On 25/09/2012 5:20 PM, Ken Brown wrote:
[Please don't top-post.]
On 9/25/2012 2:10 PM, Wynfield Henman wrote:
On Tue, Sep 25, 2012 at 10:07 AM, Ken Brown wrote:
On 9/25/2012 11:41 AM, Ryan Johnson wrote:
Hi all,
I'm trying to upgrade a set of existing cygwin packages, and texlive
suddenly wants to install itself, apparently due to a new dependency
from gnuplot. Is this really necessary?
This dependency is created by cygport. It's of course up to the
gnuplot
maintainer (Volker Zell) whether or not he wants to override it, but
I can
explain the rationale. gnuplot installs some files into
/usr/share/texmf-dist. To make it possible for tex to find those
files, the
gnuplot postinstall script runs /usr/bin/mktexlsr. The latter is
provided
by texlive-collection-basic, so this package is required by gnuplot.
Maybe you should just bite the bullet and install texlive. It won't
interfere in any way with your native TeX Live installation, as long
as you
put the bin directory for the latter first in your path.
> I don't agree. The solution should not be to install an unnecessary
> package and waste space and complicate by having to check order in the
> PATH variable.
People who install programs that are not provided by Cygwin have to
expect to set PATH appropriately, including checking the order of the
paths.
> It would be better that a.) installation scripts check for the
> existence of the necessary commands first and not brute force the
> installation or warning that the cygwin port of it be installed.

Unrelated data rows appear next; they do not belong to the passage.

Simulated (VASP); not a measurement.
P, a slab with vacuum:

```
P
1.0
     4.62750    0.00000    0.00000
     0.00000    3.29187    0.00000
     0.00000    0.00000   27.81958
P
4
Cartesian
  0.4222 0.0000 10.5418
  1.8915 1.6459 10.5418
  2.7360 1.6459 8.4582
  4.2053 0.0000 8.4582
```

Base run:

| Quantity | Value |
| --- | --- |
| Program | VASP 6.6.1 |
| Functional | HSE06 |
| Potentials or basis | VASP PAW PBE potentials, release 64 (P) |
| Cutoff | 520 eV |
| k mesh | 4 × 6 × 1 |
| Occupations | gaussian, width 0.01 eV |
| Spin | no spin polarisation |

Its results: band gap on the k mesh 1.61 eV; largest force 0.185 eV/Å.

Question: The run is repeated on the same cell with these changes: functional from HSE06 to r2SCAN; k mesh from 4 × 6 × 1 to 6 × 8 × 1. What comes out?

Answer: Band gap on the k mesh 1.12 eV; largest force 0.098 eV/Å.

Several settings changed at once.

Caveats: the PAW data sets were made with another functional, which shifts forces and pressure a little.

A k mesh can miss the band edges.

For the issue being discussed in this thread (the gnuplot dependency
on texlive-collection-basic), the necessary command *is*
/usr/bin/mktexlsr. Running the mktexlsr provided by the native TeX
Live distribution will not do the job (which is to make the files
installed in /usr/share/texmf-dist accessible to tex).
> It may also be desirable, to have setup use a list of packages to NOT
> install, regardless of any dependencies.
I don't think setup.exe should make it quite that easy for people to
circumvent dependencies. But maybe something like the Debian "equivs"
facility would be useful (see http://www.tug.org/texlive/debian.html
for a discussion of this in the context of TeX Live).
I think this really reflects a more general issue, which is how software
should treat optional dependencies (e.g. gnuplot's TikZ terminal, or
myriad emacs bells and whistles). Options tend to be hardwired in at
compile time, with pressure to include support for everything lest some
user complain their favorite feature is disabled. If feature checks were
performed at runtime, the problem goes away. Files in
/usr/share/texmf-dist are a problem under this regime, but really it
just shows that TikZ should be a separate package that depends on both
texlive and gnuplot; it is essentially a pair of plugins, one for each app.
</wishful-thinking>
Meanwhile, the workaround is simple enough this time: uninstall gnuplot.
Fewer checkboxes to tick in setup.exe, only needs done once, and its
.tgz (to compile from scratch) is significantly smaller than the texlive
packages, should that become necessary.